Among FMCGs, Dabur could prove to be a dark horse: Naveen Kulkarni, Reliance Securities
There is an investment case in Dabur from a medium- to long-term perspective.
Are we in for routine numbers from HUL where volume growth would be a subject of slowdown or can HUL spring in a surprise and beat the Street?
I am a bit sceptical though they can still surprise on the margin front because raw material costs have been benign and competition activity has been on the softer side. From that perspective, the margins could be better. The EBITDA growth could be quite strong. But the key factor is nominal growth rate is sluggish and we see HUL cutting the prices of its products further. We will start seeing the impact of that in the forthcoming quarters.
The demand scenario remains to be seen in the commentary of management and that is critical. Also the GSK acquisition and integration will be quite closely watched by the market.
The rest of the consumption pack probably would be hoping to get its cues from this. But let us just break this down a little further. Could we see price cuts in select portfolios? Is there a possibility of margin expansion and if yes, how much?
The margin expansion is very likely because what happened was in the last quarter, there was a significant amount of margin expansion. From that perspective, even this quarter, it may not be any different in terms of margin expansion. A 100 bps plus margin expansion on YoY basis is very likely and that is what is going to aid the EBITDA growth rate which is likely to show a double digit trajectory.
Margin expansion is happening because competition is soft and there are savings in the advertising expenses. If HUL is cutting prices in some of its soaps categories, then it may not spend more on advertising in those categories. Definitely, there will be savings in terms of advertising. Raw material costs have been benign and the growth margins should also expand.

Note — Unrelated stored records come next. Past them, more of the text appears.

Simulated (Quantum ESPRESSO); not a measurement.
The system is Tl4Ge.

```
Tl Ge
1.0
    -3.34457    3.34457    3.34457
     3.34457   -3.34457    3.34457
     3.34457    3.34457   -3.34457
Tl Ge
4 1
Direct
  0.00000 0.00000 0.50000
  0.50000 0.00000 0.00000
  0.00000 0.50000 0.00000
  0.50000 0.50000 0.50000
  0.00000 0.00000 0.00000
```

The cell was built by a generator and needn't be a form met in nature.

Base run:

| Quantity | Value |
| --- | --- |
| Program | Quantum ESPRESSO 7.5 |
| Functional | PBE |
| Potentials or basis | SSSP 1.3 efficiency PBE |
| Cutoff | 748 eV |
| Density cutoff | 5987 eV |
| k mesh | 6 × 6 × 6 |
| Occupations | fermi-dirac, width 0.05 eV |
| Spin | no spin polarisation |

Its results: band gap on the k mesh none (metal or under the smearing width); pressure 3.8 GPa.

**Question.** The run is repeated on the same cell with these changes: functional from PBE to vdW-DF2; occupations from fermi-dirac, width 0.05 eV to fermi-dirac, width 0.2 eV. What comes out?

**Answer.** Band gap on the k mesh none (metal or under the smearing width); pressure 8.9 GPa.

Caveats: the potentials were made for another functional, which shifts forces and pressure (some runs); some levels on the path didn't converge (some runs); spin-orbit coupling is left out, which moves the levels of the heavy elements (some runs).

So margin expansion is pretty much given. I do not think there is much doubt whether margins will expand or not. If margins do not expand, according to market expectations, then that will be a negative surprise more than anything else. I do not think we are much worried about the margins, but going ahead how the revenue trajectory will take shape and whether the company will be able to meet the earnings expectations for FY21 is going to be the key factor. Right now, the expectations built into the numbers are quite aggressive. That is going to be the key challenge that HUL will have to deliver upon.
At Rs 2,000 plus, is HUL pricing in a constructive scenario?
Yes very likely so. HUL does not have a significant amount of benefit of the corporate tax rate cut, that is one. Second, the synergy benefits which that GSK will bring in, are getting factored at around Rs 2,000-odd levels. A lot of positives are already factored into the price right now. An important thing from here is the revenues have to start growing at a much faster pace than what they are growing right now, for the company to justify the current valuations.
Is ITC underperforming because markets are confused about where the FMCG business is heading or is it a global disenchantment towards tobacco stocks that will keep ITC under pressure?
ITC is not performing because of mix of multiple factors. One is of course there is a lot of global PSU funds which have a very clear cut screeners about not investing in a tobacco company.
Which would be the dark horse then from the FMCG space? Which is the company that is looking attractive right now given the recent slowdown is available at a good price point?
Not much foreign investment is happening in the tobacco sector. Of course, there are regulatory challenges and that is essentially keeping the stock down. What looks to me like a dark horse or what could be an interesting company that can create a lot of value over the next two to three years is Dabur.
Dabur has a reasonably decent portfolio of brands. It is one of those companies which is now looking at investing and focussing and building on brands, whereas the market is going in a different direction. So Dabur has the capability to turn around and build in this slowdown kind of a scenario. Valuation wise, it is cheaper than the MNCs like Nestle or HUL. There is an investment case in Dabur from a medium- to long-term perspective.
Dabur, Nestle, ITC, HUL are giant companies. Is there any niche FMCG company where the business is growing and the management is decent?
Most of the FMCG companies have become quite large over the last 10 years odd. From that perspective, finding a mid-size FMCG company might be a challenge. A $1-billion company is going to be in an altogether different kind of FMCG space.
Most of the FMCG companies are still quite sizable and I would say that the secular growth story still lies with the staples, in terms of penetration. We will still go with names that are doing pretty well and then one can look at some of the retail companies which can deliver sustainable growth over longer periods.
Are Indian retail stocks the most expensive retail stocks in the world? Trent is at a PE of 100, plus minus 10, depending on the estimates; D-Mart is at 60-70 times PE multiple one year forward. India must the only place where the retail stocks are at a very large premium. Globally all retail stocks are under pressure because of ecommerce.
One of the ways to look at retail stocks is the valuation aspect and the second aspect is essentially the business model. Some of these companies like Titan or D-Mart have a very robust business model in terms of the per store turnaround time that these companies can deliver. If, the per store turnaround time is quite good, three to four-year timeframe, you are making a return of close to 20% plus kind of an IRR. That generates a lot of cash to deliver intrinsic growth for a very long period. Because the market opportunity in India is so large, that always will continue to look very attractive.
The important aspect will whether the business model can generate sustainable cash or not on a per store basis. The challenge has been not many people have been able to replicate the model. That is what stands for these companies and over a longer period of time, these companies are likely to generate significant cash flows. That is why the valuations continue to be sky high for these companies and growth rates also continue to be quite high.